Travel Advisors Should Be Alert to Uninsured Motorists
by Paul Ruden /
I recently discovered a problem that, because it affects only a portion of the population, may get less consideration in the travel planning stages than it should.
The best data I could find indicates that roughly 9% of U.S. households do not own a car. That equates to almost 11 million car-free households. At that scale, there is at least a reasonable chance that any travel advisor may encounter a traveler who does not own a car and, therefore, does not have insurance covering operation of an automobile, especially people traveling domestically in the U.S. Thus, when renting a car as part of a vacation (or business trip), the renting party is exposed to considerable financial risk if the driver injures another person with the rented car, unless the renter has purchased the correct insurance covering the rental.
Having disposed of my cars when moving to New York City, I discovered that buying personal liability protection when renting a car can be surprisingly complicated. Some well-known car rental companies simply do not offer personal liability insurance on a single-use basis when you rent one of their cars. You can buy single-use insurance against damage to the car, but if you injure someone not in your rental car while driving, you may face considerable financial risk unless you have obtained adequate personal liability coverage elsewhere.
The “elsewhere” may include a credit card insurance component, a provision in your homeowner’s insurance policy or potentially a travel insurance policy. However, some well-known travel insurance companies also do not sell single-use personal liability policies that would protect you against personal injury/death claims arising from an accident with the rental car. On a recent trip involving the essential use of a rental car, I discovered that none of the named sources provided the needed insurance even as a paid option. Ultimately, I found a rental company that did sell such insurance for $16.37 a day.

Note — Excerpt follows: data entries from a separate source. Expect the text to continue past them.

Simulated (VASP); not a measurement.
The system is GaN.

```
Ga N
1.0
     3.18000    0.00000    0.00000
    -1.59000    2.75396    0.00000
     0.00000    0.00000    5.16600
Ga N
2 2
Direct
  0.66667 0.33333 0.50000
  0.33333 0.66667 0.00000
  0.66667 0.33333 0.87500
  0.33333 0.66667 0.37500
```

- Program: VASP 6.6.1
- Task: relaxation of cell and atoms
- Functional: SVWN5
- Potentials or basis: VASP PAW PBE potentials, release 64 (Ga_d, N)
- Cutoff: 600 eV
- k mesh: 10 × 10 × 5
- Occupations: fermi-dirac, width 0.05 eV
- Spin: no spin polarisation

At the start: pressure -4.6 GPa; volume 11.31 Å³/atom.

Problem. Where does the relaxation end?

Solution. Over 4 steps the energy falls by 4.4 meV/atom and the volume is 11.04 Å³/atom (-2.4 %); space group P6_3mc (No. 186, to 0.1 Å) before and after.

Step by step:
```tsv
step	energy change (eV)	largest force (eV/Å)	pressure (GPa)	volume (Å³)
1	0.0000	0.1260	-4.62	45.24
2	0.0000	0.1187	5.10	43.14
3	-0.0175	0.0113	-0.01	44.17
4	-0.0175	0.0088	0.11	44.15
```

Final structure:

Note that relying on such insurance required that all the other insurance options, including Loss Damage Waiver, Personal Accident, and Personal Effects, had to be waived. The renter must get those details right in order to secure the liability protection through the rental company’s policy.
As is typical of insurance agreements, the language covering personal liability is technical and legalistic. For example, the liability insurance we bought: “Provides protection for third-party automobile claims for the difference between the minimum financial responsibility limits provided under paragraph 22 above [referring to the Liability Protection section of the Rental Terms & Conditions document that is part of the rental car contract] and a maximum combined single limit of liability of $1,000,000 or $2,000,000 depending on the jurisdiction of rental for bodily injury, death or property damage for each accident.”
Other provisions made the renter liable to the rental car company for claims against it from the renter’s use of the car, apparently without regard to any negligence in driving it.
Finally, the information in the rental document: “Is a summary only of ALI [Additional Liability Insurance]. The specific terms, conditions and exclusions thereof are subject to all provisions, limitations and exclusions contained in the rental document and the ALI policy issued by XXX XXX Insurance Company, one of the U.S.-based subsidiaries of XXX (NYSE: XXX) ...This summary is not intended to provide a complete description of the policy’s terms, conditions and exclusions. For additional details, we invite you to examine a copy of the policy, which is available for your inspection, upon request, at the XXX location at which you are renting.”
My prior email requests to this company, and to others, for an advance look at the actual insurance policy that governed the protection I was buying went nowhere. By the time you arrive at the location where you are renting the car, a realistic opportunity to secure additional insurance no longer exists, even if a source is available. And, in any case, the counter at our major rental company did not have a copy of the actual insurance policy.
The lesson of all this is that the travel advisor, who is typically held to the standards of a fiduciary in relation to her clients, should be sure to have fully explored with the client the insurance implications of any plan to rent a car on a trip you are selling. If the client has her own automobile policy that provides liability protection when renting a car, great. If not, you should at a minimum explain in writing the importance of obtaining such insurance prior to arriving at the rental car location.
I repeat that not all rental car companies offer personal liability insurance, so the carless client should not wait until arrival at location to determine whether the company offers personal liability insurance. Failure to get it is a recipe for potential disaster.